Everyone had a total fit when Halo Top announced it was coming to Canada. Hell, even I got excited. I’ve seen so many Instagrammers posting about their low-sugar ice cream treats, and I loved how many dairy-free options there were (of course, I always hope that a company will take the queue from the popularity of dairy-free options and just ditch dairy all together). Unfortunately, when I saw the list of flavours available here, I was super disappointed: non-dairy fails to make it north of the border yet again.
I mean c’mon, we’ve already surrendered most of our Gardein goodness, don’t have access to Ripple’s entire line of amazing dairy-free foods and, of course, we don’t have Trader Joe’s.
But you know what we do have? Our creativity.
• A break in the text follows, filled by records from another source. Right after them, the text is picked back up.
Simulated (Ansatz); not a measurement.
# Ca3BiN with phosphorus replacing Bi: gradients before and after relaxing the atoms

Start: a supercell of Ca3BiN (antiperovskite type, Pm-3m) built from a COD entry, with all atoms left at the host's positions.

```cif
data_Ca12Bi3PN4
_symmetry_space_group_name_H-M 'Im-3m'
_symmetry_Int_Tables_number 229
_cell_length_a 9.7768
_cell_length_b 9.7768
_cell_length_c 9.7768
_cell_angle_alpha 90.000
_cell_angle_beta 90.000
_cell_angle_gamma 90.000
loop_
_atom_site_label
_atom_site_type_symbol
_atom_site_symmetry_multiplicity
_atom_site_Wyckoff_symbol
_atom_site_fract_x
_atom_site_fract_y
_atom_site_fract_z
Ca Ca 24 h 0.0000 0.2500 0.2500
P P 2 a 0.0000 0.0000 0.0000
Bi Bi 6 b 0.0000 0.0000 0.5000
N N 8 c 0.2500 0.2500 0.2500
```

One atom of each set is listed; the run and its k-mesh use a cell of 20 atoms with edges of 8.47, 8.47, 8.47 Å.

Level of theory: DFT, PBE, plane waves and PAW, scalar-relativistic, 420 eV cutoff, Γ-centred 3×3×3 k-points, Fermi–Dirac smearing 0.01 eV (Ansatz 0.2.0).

I’d be a damn fool if I weren’t planning on taking advantage of this lack of low-sugar, dairy-free ice cream (okay, there are actually quite a few options in Canada still, but let me board this hype train without incident). After all, it’s warming up (right?) and we’re looking for something creamy and sweet (but not too sweet).
Enter coconut milk and hemp hearts. Yeah, that’s right, hemp hearts. Those grassy little buds actually thicken up any liquid quite well. You might think the taste isn’t ideal for ice cream, but all you have to do is add a little bit of natural sweetness with a liquid sweetener and some rich, creamy tahini. Add a pinch of espresso powder, and well, you’ve got a sweet caramel macchiato flavour on your hands!
I use coconut nectar here, which helps to give the distinctly tart, caramel-like taste. However, maple syrup or agave will do in a pinch.
No churn, no-effort ice cream, makes about 2.5 cups
- Refined sugar-free
- Prep time: <5 minutes, >4 hours to freeze
- One can full-fat coconut milk
- 1/4 cup hemp hearts
- 2 tsp vanilla extract
- 3 tbsp coconut nectar (or liquid sweetener of your choice)
- 3 tbsp tahini
- 1-2 tsp ground espresso
- Pinch of fine-grain sea salt, to taste
Combine all of the ingredients besides the sea salt in a blender and blend on high until perfectly smooth. Portion into ice cube trays (note: try not to use overly large, silicone ice cube trays. The larger cubes are harder to blend, believe it or not)!
Freeze for at least two hours. Once solid, empty the cubes in a food processor and blend again until all of the chunks are gone. Add in a pinch of fine grain sea salt, mid-blend, to bring out the espresso flavour.
You can either serve immediately for a soft-serve texture or scoop into a shallow, freezer-safe container and freeze for an additional two hours, which will give you a more solid ice cream.
That’s it! Why buy ice cream when you can make your own? I don’t know about you, but I had all of this stuff in my kitchen — why don’t you do a sweep of your cupboards and see what you can pull together in terms of sweets?